Yah, you already know the Frankie (see Sam told you he could do it) story about how he lazily spent a hot late August 1960 summer before entering high school day working his way up the streets of the old neighborhood to get some potato salad (and other stuff too) for his family’s Labor Day picnic. And he got a cameo appearance in the tear-jerk, heart-rendering saga of Sam’s first day of high school in that same year where he, vicariously, attempted to overthrow his lordship with the nubiles (girls, for those not from the old neighborhood, although there were plenty of other terms of art to designate the fair sex then, most of them getting their start in local teenage social usage from Frankie’s mouth). That effort, that attempt at copping his “style”, like many things associated with one-of-a-kind Frankie, as it turned out, proved unsuccessful.

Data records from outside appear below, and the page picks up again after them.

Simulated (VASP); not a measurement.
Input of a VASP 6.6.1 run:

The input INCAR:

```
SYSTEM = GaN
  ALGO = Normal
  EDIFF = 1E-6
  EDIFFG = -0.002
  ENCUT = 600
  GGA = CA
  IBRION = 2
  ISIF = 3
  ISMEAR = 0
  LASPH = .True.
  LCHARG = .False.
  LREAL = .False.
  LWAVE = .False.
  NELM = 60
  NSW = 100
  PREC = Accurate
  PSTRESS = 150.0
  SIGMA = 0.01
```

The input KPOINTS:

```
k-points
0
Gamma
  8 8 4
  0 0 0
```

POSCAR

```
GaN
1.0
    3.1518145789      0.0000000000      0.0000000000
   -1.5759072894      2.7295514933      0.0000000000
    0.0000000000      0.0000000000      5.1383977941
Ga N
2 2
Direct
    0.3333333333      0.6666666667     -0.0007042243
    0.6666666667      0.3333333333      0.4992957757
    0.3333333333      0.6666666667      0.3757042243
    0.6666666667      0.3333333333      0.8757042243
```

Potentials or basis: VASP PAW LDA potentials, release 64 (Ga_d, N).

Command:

More recently Sam took you in a roundabout way to a Frankie story in a review of a 1985 Roy Orbison concert documentary, Black and White Nights. That story centered around his grinding his teeth whenever he heard Roy’s Running Scared because one of Frankie’s twists (see nubiles above) played the song endlessly to taint the love smitten but extremely jealous Frankie on the old jukebox at the pizza parlor, old Salducci's Pizza Shop, that we used to hang around in during our high school days. It’s that story, that drugstore soda fountain story, that brought forth a bunch of memories about those pizza parlor days and how Frankie, for most of his high school career, was king of the hill at that locale. And king, king arbiter, of the social doings of those around him as well. Hell, let Sam, Sam Lowell his old-time friend tell it, tell it from the inside:   

“Who was Frankie? Frankie of a thousand stories, Frankie of a thousand treacheries, Frankie of a thousand kindnesses, and, oh yah, Frankie, our bosom friend in high school. Well let me just steal some sentences from that old August summer walk story and that first day of school saga because really Frankie and I went back to perilous middle school days (a.k.a. junior high days for old-timers) when he saved my bacon more than one time, especially from making a fatal mistake with the frails (see nubiles and twists above). He was, maybe, just a prince then working his way up to kingship. But even he, as he endlessly told me that summer before high school, August humidity doldrums or not, was along with the sweat on his brow from the heat a little bit anxious about being “little fish in a big pond” freshmen come that 1960 September.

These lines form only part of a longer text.